Tuesday, July 10, 2018

So.... You Want to be an Artist.

For the last several weeks, I have been working through The Artist's Way. This book has been out since the 1990's and I've been aware of it for over a decade, although this is the first time I've picked it up.
I need all the pens. I wish I had more pens. In all the colors.

Each chapter is a new week, with new ideas and new exercises to help you unlock the artist within, and to remove blocks that have been placed there; either by yourself, other people, or circumstances of life.

The ultimate goal is to give yourself permission to Create. Because after all, you were given these talents; you may as well use them!

While my focus is currently on The Artist's Way, I am using it in conjunction with Creating on Purpose. I'd already started that book prior to picking up the second, but they complement each other well.

I'm currently on Week Five of The Artist's Way. Each week focuses on something a little different, and depending on your set of circumstances things will resonate differently depending on the focus. Personally, this week is really hitting home for me.

This week is all about what happens when a blocked Artist doesn't use their gifts. It's also about confronting all the reasons why we "can't" create; all the reasons holding us back, big and small. It's about all the things we're not "allowed" to do, and how we lull ourselves into a false sense of virtuosity by putting ourselves on the back burner while going out of our way to fulfill everyone else's needs.

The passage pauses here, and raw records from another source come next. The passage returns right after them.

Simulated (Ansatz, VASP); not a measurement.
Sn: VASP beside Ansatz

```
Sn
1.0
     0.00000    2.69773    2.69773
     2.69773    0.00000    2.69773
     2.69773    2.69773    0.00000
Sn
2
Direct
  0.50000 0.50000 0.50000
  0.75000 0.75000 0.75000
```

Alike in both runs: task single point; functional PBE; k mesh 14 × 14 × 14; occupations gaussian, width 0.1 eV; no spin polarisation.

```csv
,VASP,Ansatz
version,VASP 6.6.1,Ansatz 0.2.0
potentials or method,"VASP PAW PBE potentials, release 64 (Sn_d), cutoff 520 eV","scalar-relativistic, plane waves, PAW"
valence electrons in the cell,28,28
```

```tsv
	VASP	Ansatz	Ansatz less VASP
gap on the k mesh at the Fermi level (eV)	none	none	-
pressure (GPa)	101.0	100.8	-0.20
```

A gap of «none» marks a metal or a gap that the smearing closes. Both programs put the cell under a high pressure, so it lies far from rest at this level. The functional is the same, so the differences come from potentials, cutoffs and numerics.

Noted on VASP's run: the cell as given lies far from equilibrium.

It's about all the things we wish we could do. Seriously, one of the exercises was to finish the phrase "I wish" eighteen times. On the nineteenth, you completed the phrase "I most especially wish." My answer:

I most especially wish I had Jedi powers and could wield a lightsaber.

Ironically enough this is the one wish I'm truly working on fulfilling (hello Green belt in Kempo with an eye on a weapons class starting in September that will include Bo Staff work).

But I digress. This week's exercises have really pulled to the foreground just how much I subvert my needs and desires under the umbrella of "serving others" and "being a good person."

There will always be more grocery runs, more laundry loads, more meals to cook. There will always be more walkies, more lawn mowings, more driving all over town doing errands. They aren't going anywhere. And yet, where they've been going is ahead of my writing, my creativity, my me time that would give me enough space and quiet to have some frickin' creative ideas once in a while.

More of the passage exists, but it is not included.